Malice in fact which destroys the defence of privilege must be taken to mean that the defamatory words, although spoken on a privileged occasion, were not spoken pursuant to the right and duty which created the privilege but that they were spoken from some other motive. See in this connection Lord Blackburn in Capital & Counties Bank, Ltd. v. Henty, 7 App. Cas. 741, 787. “Duty” in this connection is not confined to obligations enforced by law. Giving information as to the character and capabilities of a former servant (for example) is not a legal obligation enforced by law. The law recognizes its existence as a social obligation which cannot be performed unless it creates a privileged occasion.

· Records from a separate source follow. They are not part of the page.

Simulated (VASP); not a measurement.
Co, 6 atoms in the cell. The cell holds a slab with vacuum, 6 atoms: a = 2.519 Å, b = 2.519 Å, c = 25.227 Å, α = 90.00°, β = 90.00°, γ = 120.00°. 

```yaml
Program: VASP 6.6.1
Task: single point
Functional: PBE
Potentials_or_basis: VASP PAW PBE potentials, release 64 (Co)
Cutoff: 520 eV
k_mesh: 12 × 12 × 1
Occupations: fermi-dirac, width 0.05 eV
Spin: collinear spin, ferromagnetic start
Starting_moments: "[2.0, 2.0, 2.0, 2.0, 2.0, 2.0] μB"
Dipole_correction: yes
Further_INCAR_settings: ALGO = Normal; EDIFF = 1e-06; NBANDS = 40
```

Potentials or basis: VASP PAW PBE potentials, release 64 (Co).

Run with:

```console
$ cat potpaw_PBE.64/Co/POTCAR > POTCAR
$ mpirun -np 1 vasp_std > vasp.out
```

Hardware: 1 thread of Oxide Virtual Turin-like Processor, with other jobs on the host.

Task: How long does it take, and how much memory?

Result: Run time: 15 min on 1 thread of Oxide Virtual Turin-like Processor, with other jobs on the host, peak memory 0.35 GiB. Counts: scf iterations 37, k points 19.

It is apparent that there are many ways of proving malice in fact in this connection, and that they cannot be enumerated in advance.
It follows from what has been said that the parts of the charge to which exceptions were taken did not properly present to -the jury the questions to be decided by them in this case.
But the objection to one part of the charge excepted to goes-deeper than that. In one part of the charge excepted to the presiding judge in effect told the jury that the defendant was liable (in case they found that the plaintiff did not in fact abuse the defendant’s child) if the defendant did not honestly believe that fact, or if believing it she did not have sufficient cause to warrant the belief but was reckless or careless in trusting to the statements made by Mrs. MacMahon and her (the defendant’s) children.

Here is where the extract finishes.